First, Dhall is quite unique in the design space of languages. Most (configuration) languages are either forbidding any user-defined functions/variables at all (like XML or JSON) or are Turing-complete (like having configuration directly in Python). Both of these approaches have downsides and Dhall is a compromise between those.

Second, the world of programming is not just Python. I like Python, but it is certainly not a focus of programming language research. Your statement sounds like a fallacy that if anything new could be invented, then it would have happened already.

Third, it is rather obvious that you unfortunately don't understand what Dhall is about and therefore any arguments you make are rather weak.

Think of all those places (e.g., Chef and Circle) where people try to encode graphs and processes in YAML. Dhall could do much of the same work of producing a simple spec, but without the fear of infinite loops or nonsensical Bash parameters hitting a function.

Dhall is such a simple language (really just function application and and some built-in datatypes and access principles) that it doesn't seem terribly costly as opposed to, say, embedding a complex graph into YAML (risking structural errors) or Python (risking extremely complex behavior and execute-only configuration). If what you really want is a declarative set of instructions to your real program, Dhall is probably one of the most awesome tools in the open source world for making it.

I've got no stake in Dhall and I'm not a contributor. Check my submission history to see the sorts of things I try to do at HN if you're curious what my agenda here is.

> Why complicate my projects pipeline and force my team to learn yet another tool that may just be abandonned in 3 months?

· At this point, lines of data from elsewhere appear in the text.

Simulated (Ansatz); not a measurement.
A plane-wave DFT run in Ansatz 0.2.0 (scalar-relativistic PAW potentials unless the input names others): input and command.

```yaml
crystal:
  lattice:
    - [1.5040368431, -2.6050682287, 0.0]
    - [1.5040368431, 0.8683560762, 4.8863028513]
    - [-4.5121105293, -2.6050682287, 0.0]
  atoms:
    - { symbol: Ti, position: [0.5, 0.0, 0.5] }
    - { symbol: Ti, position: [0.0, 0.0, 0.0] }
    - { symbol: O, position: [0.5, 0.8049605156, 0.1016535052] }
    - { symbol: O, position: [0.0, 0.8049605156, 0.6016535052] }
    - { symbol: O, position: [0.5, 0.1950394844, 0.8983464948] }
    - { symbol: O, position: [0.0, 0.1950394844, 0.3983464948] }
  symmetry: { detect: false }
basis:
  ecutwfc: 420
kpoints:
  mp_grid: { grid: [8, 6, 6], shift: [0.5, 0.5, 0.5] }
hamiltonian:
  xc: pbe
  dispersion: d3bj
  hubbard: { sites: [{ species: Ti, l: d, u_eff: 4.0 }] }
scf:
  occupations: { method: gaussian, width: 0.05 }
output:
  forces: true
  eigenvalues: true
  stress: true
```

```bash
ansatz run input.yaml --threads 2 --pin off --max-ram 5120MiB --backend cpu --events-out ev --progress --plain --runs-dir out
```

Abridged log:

Dhall's substantially older than this and open source, so its not really an attrition risk in 2018.

But I'd argue your pipeline is already complicated. My CircleCI2 flow got enourmously simpler when I was no longer struggling to represent complex concepts in YAML and could just produce an object graph in Dhall and then render it to the right YAML. I've also switched to using it to generate json for mesos API calls to make sure I get the fields right.

> Or you could write a nice Python library, with clean API, and eventually a linter that makes sure the Python configuration file is a restricted subset of Python.

I grant, this is possible. But why does having it "in Python" matter? How does that help people writing Golang or C# or Ocaml or Scala or Ruby?

Dhall's decision to template out more standard files is a smart one, it means it can serve as a stand-in and let programs that do the heavy lifting of a product or process (e.g., a Python ML binding or airflow process) use their normal tooling and do what they love.

If you're mad it is written in Haskell, I dunno what to tell you other than that it's like "jq". The host language doesn't matter because you invoke it for its outputs.

I'm sorry I can't work out what you like from this conversation. I've used this tool, I like this tool, and I'm comfortable with it. As such, I thought I'd share it since there's also a TOML article on the front page today.

That's nonsense. Here are several:

- The Chomsky hierarchy: regular expressions (finite state machines) are objectively simpler than context free languages (pushdown automata), which are objectively simpler than Turing-complete languages (Turing machines).

- "Pure" languages (which only calculate an output, deterministically, using only the given input) are simpler than "impure" languages (which can also alter the world via irreversible effects, and those affects may alter subsequent behaviour, even across iterations)

- Untyped languages are simpler than typed languages, since all values are interchangable (this is sometimes called "unityped", since there's one big type)

- Globally scoped languages are simpler than locally scoped languages (whether lexical, dynamic, whatever)

- First-order languages are simpler than higher-order languages (just ask any compiler designer!)

- Statically-dispatched languages are simpler than dynamically-dispatched languages

- Languages with local control flow are simpler than those with non-local control flow (e.g. exceptions, GOTO, etc.)

Those are just off the top of my head. Of course, simple languages aren't necessarily better languages, since it depends on the task. The same goes for anything, e.g. building with Lego is simpler than building with welded metal, but Lego is not appropriate for building a car. The above list isn't making value judgements about those features, it's just stating which is objectively simpler (there's a reason we don't program everthing in SK logic!).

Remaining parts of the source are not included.